Enter your keyword

Hear her: women’s voices through poetry

Hear her: women’s voices through poetry

Hear her: women’s voices through poetry



Last month National Criminal Justice Arts Alliance chair, Alison Frater, attended the launch of a new London centre for women who have been through the criminal justice system or experienced violence. Here, she shares some of the poems and stories she heard from the women using it.


The event Hear Her: Women’s Voices Through Poetry was a great way to announce a new women’s centre in north east London. Provided by women’s charity Advance, the centre is funded by the Mayor of London and launched following its Office for Policing and Crime (MOPAC) report that prioritises building centres in the community as an alternative to women’s imprisonment.

Cutting the ribbon creatively put poetry at its heart. The poets sharing their work were the women using the centre, and were wonderfully inspiring. The poetry had a bruising, moving honesty because it came from a place of hurt. Reaching across words of victimization, offending and abuse, the women gave us meaning and emotional truth with language that was about self-belief and growth.

Trouble is the name you have given to me.
Where does that come from?
Inside my mind you have no knowledge of the ties that bind.
The love, care, fragility and ability all form a greater part of me…”
Extract from ‘Trouble’

So watch me grow, and watch me flourish.
From the dirt and disquiet, I was nourished.”
Extract from ‘Growth’

Introductions by Niki Scordi, Chief Executive of Advance, and commissioners of the service presented the centre’s origins and purpose. Offering a model of care that integrates all the community based services needed to build recovery and rehabilitation, the centre aims to end the adverse consequences of imprisonment on the lives of women, their children and families.

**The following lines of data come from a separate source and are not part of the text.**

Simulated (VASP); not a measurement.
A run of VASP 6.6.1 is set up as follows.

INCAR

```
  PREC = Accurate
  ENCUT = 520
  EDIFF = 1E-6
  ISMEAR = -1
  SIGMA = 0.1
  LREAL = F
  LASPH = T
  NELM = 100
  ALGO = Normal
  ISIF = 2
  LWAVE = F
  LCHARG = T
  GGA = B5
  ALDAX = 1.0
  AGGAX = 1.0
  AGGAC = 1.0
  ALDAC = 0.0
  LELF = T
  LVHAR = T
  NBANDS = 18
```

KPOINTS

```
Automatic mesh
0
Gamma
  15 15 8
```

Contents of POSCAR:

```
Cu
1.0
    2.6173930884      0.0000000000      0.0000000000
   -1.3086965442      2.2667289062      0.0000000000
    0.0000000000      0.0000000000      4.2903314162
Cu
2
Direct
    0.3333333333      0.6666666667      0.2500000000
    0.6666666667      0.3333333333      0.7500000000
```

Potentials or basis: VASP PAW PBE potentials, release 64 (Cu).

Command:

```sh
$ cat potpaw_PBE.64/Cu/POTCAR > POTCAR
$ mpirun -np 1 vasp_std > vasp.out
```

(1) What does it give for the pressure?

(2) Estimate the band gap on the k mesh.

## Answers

Planning for the centre had been hard. It was long overdue, with years since conception. The complexity that comes with multiple partner organisations had contributed to the delay, but would now lead to the centre’s sustainability.

Guest speaker, spoken word poet, Shareefa Energy, facilitated the poetry writing workshops with women who have been through the criminal justice system or experienced violence. She paid tribute to the women; many of them had never thought of writing poetry or even felt they could. In contrast to the complexity of setting up the centre her task had been simple and joyful. Simple, because it was about love and humanity; joyful because the women were so talented, the poems ‘just flowed.’

For me, as a commentary on what services were needed, Shareefa and the women had the answers; the poetry had all the words.

Given time and space – for conversation, for sharing, for listening – the tyranny of brutalizing, tangled up memories can be liberated. In truth, they may not be fully dispatched, but, it is where healing begins.